In recognition and celebration of Halloween... BOO! :)

In recognition and celebration of being an American... VOTE!

That’s all I wanted to say. Bye.

No, no, no, I’m kidding. Have you ever known me to be a woman of few words? I rest my case. :)

Before I begin, will you please share the address for this EP eJournal with your friends with families? It’s time to grow again, and I need your help... again. Thank you very much.

By this time in the school year, parents and children are again used to the shlepping back and forth to school, practice, games, and activities. Routines for homework, mealtime, bedtime are in place. But here’s the question: Have you found, carved, chopped out the most important time... Down Time, Family Time, Together Time?

You did so well during summer, taking time to play. Please, oh, please, no matter what, don’t forget how important these Fun Times are to your family.

No, of course I’m not scolding. You’re too old to scold, being a grown up person. I’m just encouraging... firmly. :) Yes, the mother in me lives!

I remember well, how challenging were all those routines. Five children in two or three schools, with two outside activities each, and don’t you know, having raised individuals, rather than cookie cutter kids, they all, for the most part, chose different activities. Ah, the bane of doing it right, eh? But, oh, dear parent, you’ll never regret the work, the joy, the pay off... well-rounded human persons! Even working fulltime, going to night school and being Little Mrs.Homemaker, I juggled all of it. I have confidence that you can do it, too.

And if you need to vent or have a confounding challenge, then you have me, right? Right! I’m always available for you, dear one. Always.

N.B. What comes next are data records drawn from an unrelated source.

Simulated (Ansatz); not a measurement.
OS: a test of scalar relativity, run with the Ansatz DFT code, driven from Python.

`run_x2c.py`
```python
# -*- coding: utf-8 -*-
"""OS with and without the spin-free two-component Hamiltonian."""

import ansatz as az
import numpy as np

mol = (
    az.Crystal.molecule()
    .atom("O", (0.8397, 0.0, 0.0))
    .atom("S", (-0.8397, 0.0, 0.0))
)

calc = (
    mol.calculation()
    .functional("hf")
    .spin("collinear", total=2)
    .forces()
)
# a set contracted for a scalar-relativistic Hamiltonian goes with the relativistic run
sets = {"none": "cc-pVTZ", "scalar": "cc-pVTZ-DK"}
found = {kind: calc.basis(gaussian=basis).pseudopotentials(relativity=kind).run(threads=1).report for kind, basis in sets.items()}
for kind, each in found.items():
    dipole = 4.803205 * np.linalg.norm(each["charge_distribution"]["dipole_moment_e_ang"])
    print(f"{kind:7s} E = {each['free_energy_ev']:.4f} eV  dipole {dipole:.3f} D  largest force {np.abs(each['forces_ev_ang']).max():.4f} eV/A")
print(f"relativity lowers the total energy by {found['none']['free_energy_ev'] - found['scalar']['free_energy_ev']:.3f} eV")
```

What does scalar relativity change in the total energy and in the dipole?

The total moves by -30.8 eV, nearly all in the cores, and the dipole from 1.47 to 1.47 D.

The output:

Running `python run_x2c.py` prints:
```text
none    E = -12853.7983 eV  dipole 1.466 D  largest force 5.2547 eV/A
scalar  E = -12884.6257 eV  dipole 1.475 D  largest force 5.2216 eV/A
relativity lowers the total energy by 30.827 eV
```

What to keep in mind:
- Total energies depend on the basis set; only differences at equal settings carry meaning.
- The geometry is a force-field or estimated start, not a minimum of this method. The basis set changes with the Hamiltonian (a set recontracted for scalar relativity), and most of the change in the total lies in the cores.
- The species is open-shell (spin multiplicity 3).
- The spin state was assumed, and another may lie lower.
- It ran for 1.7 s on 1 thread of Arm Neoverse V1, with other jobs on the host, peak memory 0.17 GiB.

I’m still in Minnesota. I’ll be driving south on Tuesday so "travel" along with me so I’ll arrive safely, please. It’s in the 20s this morning. Oh, dear, I think I may have stayed too long at the fair. But I’m staying warm so no worries.

I’ve had a productive summer, in addition to boating and fishing. I completed three new books. Go have a look, please. All are romances. Here are the links to two of them. Number three will be published shortly. I love the covers! The stories will entertain you, too.

SOLAR SIZZLE and EBON’S MATE
http://joanbramsch.com/store/romancebooks.shtml

PELE’S FIRE is coming soon. This one is a single title, woman in jeopardy mystery in Hawaii, where else? Note: This Pele doesn’t kick a soccer ball, she lives in active volcanoes.

I’ve found some really helpful materials for this EP eJournal issue. And, of course, some fun.

So let’s get on with it. But, before we do, I want you to remember this:

I value you, right here, right now, in all you do for your family... and for yourself. Don’t forget you. You are as important as the other members of your family, you know? So this is your reminder. :)

Love, Joan

p.s. The basis for real fun is Trust.
> Trust that the other one won't laugh AT us, but with us.
> Trust that we can act the fool and they will love us for it.
> Trust that they will join in and act just as silly as us..or
> Trust that they are having the time of their lives because we are having fun.

Bill used to tell me he couldn't leave me because he had to see how this all turned out. He was willing to go along with me, to trust me, because he knew that I would never hurt him as he would never hurt me. There's got to be a few left like him, don't you think?

p.p.s. Have fun trick or treating!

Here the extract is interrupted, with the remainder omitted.